3.2 Indexing of TIGER-XML files

If your corpus source is encoded in TIGER-XML format, please mark Corpus is in TIGER-XML format at the top of the window. Selecting this option deactivates some parameters of the window:

Please click to enlarge!

Figure: Indexing parameters (TIGER-XML corpus input)

Now you have to specify the following parameters:

Corpus ID

The corpus ID is used by the TIGERSearch software suite to realize corpus-dependent configurations. The corpus ID must be unique with regard to all other indexed corpora. The uniqueness is checked before the indexing process is initiated. The ID has to start with a letter.

TIGER-XML file

The source file (relative paths are evaluated with regard to the working directory) can be either an uncompressed .xml file, or a compressed .xml.gz file, or a .zip file that contains one source file only. Compressed files are automatically decompressed during the indexing process.

Extended indexing

If extended indexing is activated, additional corpus information is retreived during the indexing process. This information is used to improve corpus query processing efficiency. Effiency will increase about 50% at the expense of main memory requirement which also increases about 50%.

Please note: Default indexing requires a constant amount of main memory (about 128 MB). The main memory requirement of the extended indexing process will depend on corpus size. If an out of memory warning is displayed, please modify the main memory configuration of the TIGERRegistry tool (cf. section 4, chapter II).

After specifying the indexing parameters, you can start the indexing process by pressing the Start button. The corpus indexing can be stopped at any time. The current progress of the indexing is displayed by the indexing progress window:

Please click to enlarge!

Figure: Indexing progress window

The progress window also shows how many warnings and errors occured during corpus indexing. These messages are stored in the corpus log file indexing.log which is placed in the corpus directory. In subsection 3.4 we desribe how to view this log file within the TIGERRegistry application.
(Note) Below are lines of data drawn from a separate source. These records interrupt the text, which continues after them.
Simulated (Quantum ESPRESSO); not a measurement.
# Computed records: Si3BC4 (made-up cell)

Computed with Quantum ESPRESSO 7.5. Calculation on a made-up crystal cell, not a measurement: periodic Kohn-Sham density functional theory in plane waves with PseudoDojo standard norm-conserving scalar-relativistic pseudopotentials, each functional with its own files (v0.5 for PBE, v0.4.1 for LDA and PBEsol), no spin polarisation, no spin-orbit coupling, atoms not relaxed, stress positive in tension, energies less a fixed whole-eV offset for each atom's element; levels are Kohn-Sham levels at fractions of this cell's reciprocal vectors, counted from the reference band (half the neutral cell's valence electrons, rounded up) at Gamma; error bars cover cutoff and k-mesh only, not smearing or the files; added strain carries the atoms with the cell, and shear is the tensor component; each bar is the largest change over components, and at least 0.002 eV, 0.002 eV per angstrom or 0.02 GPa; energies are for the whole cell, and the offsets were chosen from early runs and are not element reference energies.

When the indexing process is finished, the Corpus properties window pops up (see screenshot below). Here you can specify meta information about the corpus such as the corpus name. The corpus properties window is explained in detail in section 4.

Please click to enlarge!

Figure: Corpus properties window

After the corpus properties specification, just press the OK button to finish corpus indexing. Now the new corpus can be found in the corpus tree.